The opening of the DLR connection across the Thames to Woolwich had at least one consequence which surprised even TFL.  It had been forecast that the connection would enable Woolwich people to access jobs etc. north of the Thames but no one had foreseen the surge in shoppers from Canning Town and Beckton taking advantage of accessible local shopping in Woolwich!

Never before in history had people in Canning Town and Beckton been easily and cheaply able to reach Woolwich just a mile or two away. It’s an amazingly graphic illustration of what being able to cross a river can do for the people and their local economies. 

There are 19 vehicular bridges and 6 footbridges west of Tower Bridge between London Bridge and Hampton Court; on the other hand East London makes do with 2 substandard tunnels (Blackwall and Rotherhithe), 2 foot tunnels and an ageing ferry shortly to be pensioned off.

You could say that in this respect the riparian residents of London east of Tower Bridge are hugely disadvantaged compared to their west-of-Tower-Bridge compatriots.  On its own such a disjunction would probably be something they could live with but it isn’t. These same bridgeless London residents (who make their contribution through taxes to all those bridges they don’t use) are far more likely to live in poor environments, live shorter unhealthier lives, be out of work or, if in work, less well paid. 

All this seems rather unfair! It’s been unfair for centuries; so much so that we could be forgiven for thinking that east of Tower Bridge the community doesn’t need the same facilities and life chances. 

But seismic changes are underway; the population is growing and becoming richer; the financial and business centre of London is moving East; property values are rising as demand in London outstrips supply. 

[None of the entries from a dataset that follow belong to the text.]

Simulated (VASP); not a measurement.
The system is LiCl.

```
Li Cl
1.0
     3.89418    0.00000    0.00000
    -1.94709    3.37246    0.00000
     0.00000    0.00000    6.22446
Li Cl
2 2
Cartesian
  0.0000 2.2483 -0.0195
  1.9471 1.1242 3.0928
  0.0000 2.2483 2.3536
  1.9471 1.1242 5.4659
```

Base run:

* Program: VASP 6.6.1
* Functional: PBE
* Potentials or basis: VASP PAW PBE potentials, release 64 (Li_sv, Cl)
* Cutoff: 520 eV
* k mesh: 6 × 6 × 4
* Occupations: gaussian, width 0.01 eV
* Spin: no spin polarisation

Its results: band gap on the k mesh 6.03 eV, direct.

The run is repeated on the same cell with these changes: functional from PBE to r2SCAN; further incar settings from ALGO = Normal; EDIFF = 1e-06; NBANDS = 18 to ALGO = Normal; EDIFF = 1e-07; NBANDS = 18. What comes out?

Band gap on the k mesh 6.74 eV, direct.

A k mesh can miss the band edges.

Heavens above! We are going to need those bridges so that all these new East London professionals can be unimpeded in their travel arrangements; “people like us” need facilities like ours. The bridges will come.

But what about the people whose families have for centuries been cut off from Londoners on the other side of the river? That’s easy, rising housing prices and lowering benefits mean that many of them will no longer be living by the Thames, they simply can’t afford to.